Buying online creates challenges. Without the ability to see or touch an item, customers rely on reviews. 91% of customers say a good review will encourage them to make a purchase according to data from Bright Local. Young people in particular, rely on reviews to help them decide. Eight out of ten millennials would never buy a product if it doesn’t have a review.
Unsurprisingly, therefore, fake reviews are big business. Online sellers are investing huge amounts of resources into paid for reviews to boost their online reputation. At the same time, some unscrupulous operators are also spamming their competitors with fake reviews to sow distrust.
The scourge of reviews is eroding belief in an industry in which trust is paramount. Research from Which shows that fake reviews make customers twice as likely to buy poor quality products. Once bitten they are twice shy. Customers are much less likely to buy a product from a firm or use a platform which they feel as duped them with fake reviews.
Understandably, then, reputable platforms have worked hard to boot fake reviewers off their sites. In 2020, TrustPilot removed 2.2 million fake reviews from its site. The majority, said the site, were identified by automated software without the need for human involvement.

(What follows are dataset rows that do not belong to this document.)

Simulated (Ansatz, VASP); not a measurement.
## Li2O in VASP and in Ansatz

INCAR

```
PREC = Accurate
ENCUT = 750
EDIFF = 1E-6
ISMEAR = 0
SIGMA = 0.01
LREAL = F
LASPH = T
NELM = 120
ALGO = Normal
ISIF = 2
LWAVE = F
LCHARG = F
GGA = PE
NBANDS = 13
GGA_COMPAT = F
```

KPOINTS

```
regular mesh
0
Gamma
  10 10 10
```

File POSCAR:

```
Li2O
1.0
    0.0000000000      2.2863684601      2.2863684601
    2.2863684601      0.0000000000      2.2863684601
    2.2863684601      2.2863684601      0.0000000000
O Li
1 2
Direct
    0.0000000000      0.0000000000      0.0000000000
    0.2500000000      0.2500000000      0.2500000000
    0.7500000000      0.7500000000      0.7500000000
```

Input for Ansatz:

The platform has been one of the most active in removing fake reviews. To demonstrate their success, they produce a transparency report. It shows that 1.5 million reviews were flagged up by its system and removed with the others being taken down manually. The company allows both customers and companies to report suspicious reviews. When a post is reported, the site flags it up and investigates.
Key to their efforts has been machine learning, which they say, has helped them identify techniques which might otherwise have been missed. Algorithms constantly learn from fake reviews detecting patterns such as repetition and the use of certain phrases which tend to be a giveaway.
It’s a constant game of cat and mouse. Scammers continually adjust their line of attack developing ways to get around measures. Meanwhile, platforms are forever learning from these attacks and developing their defences to fight back.
When judging reviews, therefore, it pays to exercise caution. There are some pointers which might suggest a review is not on the level. A review which is overly complementary or involves vague and generalised descriptions should set of warning signs. Instead, look for reviews which go into specifics and detail on the product.
Most people do not leave reviews. Those who do usually have put a considerable amount of thought into it. They have used the product extensively and have felt sufficiently moved to leave a comment. That should shine through in the nature of the text.
At the same time, you should also think about the platform you’re on. A review on Trustpilot or another platform which has invested a huge amount of resources into fighting fake reviewers is much more likely to be genuine than others.